In the spirit of Logic’s campaign for peace, love, and positivity, this review is going to begin with the remarkably small amount of positives in Bobby Tarantino II. Firstly, “Indica Badu” deserves praise. For what is essentially a weed ballad, Logic delivers some of his smoothest flows and Wiz Khalifa comes through in rare form, making us nostalgic for the Rolling Papers days. Khalifa aside, Logic himself brings us back as well on “Warm It Up,” an aggressive set of trap bars that reminds us why we started listening to him in the first place: Young Sinatra. 2 Chainz, who is remarkably starting to define himself as a rapper, and Big Sean provide solid features and quips on the less than memorable “State of Emergency” and “Wassup”. They really became the best of the most mediocre on that pair of tracks.

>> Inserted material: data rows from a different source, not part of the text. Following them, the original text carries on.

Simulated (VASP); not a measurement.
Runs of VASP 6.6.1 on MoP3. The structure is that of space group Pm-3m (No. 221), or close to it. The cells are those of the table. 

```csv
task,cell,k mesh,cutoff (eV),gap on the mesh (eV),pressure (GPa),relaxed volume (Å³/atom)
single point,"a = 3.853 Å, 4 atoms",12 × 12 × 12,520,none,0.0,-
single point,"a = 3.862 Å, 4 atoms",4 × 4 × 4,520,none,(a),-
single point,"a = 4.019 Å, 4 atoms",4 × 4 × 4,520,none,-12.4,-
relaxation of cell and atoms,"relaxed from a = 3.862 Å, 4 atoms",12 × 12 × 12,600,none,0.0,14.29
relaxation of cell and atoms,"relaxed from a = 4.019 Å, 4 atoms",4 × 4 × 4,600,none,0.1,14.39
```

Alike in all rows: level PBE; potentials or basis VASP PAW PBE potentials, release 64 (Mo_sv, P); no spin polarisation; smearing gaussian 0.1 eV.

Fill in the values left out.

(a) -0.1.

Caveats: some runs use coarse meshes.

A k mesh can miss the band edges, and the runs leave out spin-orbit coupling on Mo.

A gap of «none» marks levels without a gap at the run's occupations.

Now, it’s time to be honest. There have been too many YouTube videos made comparing Logic to Quentin Tarantino. It is one thing when Quentin Tarantino borrows shots within the context of his own original art and it is another thing for Logic to make entire songs based on the sounds of other artists. “Midnight” and “Boomtrap Protocol” borrows far too liberally from the likes of Travis Scott and Swae Lee to make the case that they are merely ‘inspired.’ Logic is simply proving once again that he is committed to copying and only furthers the argument that he lacks a truly original style.
The moments on Bobby Tarantino II where Logic veers away from other artist’s styles are the moments that seem the most forgettable or bland. While “Contra” and “Wizard of Oz” catch the ear nicely during a listen-through, they simply aren’t strong enough to bring the listener back to the album. “Overnight” seems to capture some of this energy, but it, too, falls short of being a true banger or at least a catchy tune. The video game inspired production can only do so much in the way of drawing on our desire for “Super Mario World” from the original mixtape. In the end, this is the real problem for this mixtape: it just is not as good as its good-ish predecessor. “44 More” puts this point into a song. “44 Bars” will always find room in a playlist that 44 More just doesn’t have access to.
Before we conclude, let’s talk about “Everyday.” That song is everything that nobody asked for. The flashy production doesn’t make Logic’s horrendous vocals any better. It’s always okay to sing, but it’s always important to know how long you can sing. Logic does not really have three and a half minutes of singing in him. This song has single handedly made a mediocre tape a bad tape. It is that bad.
The problem has always been an inner desire to like Logic for he who is and being unable to like the work he produces. In reference to the intro, I wonder if mixtape or album Logic has a place in my spaceship. With the release of Bobby Tarantino II, that answer seems to be a harder and harder ‘no.’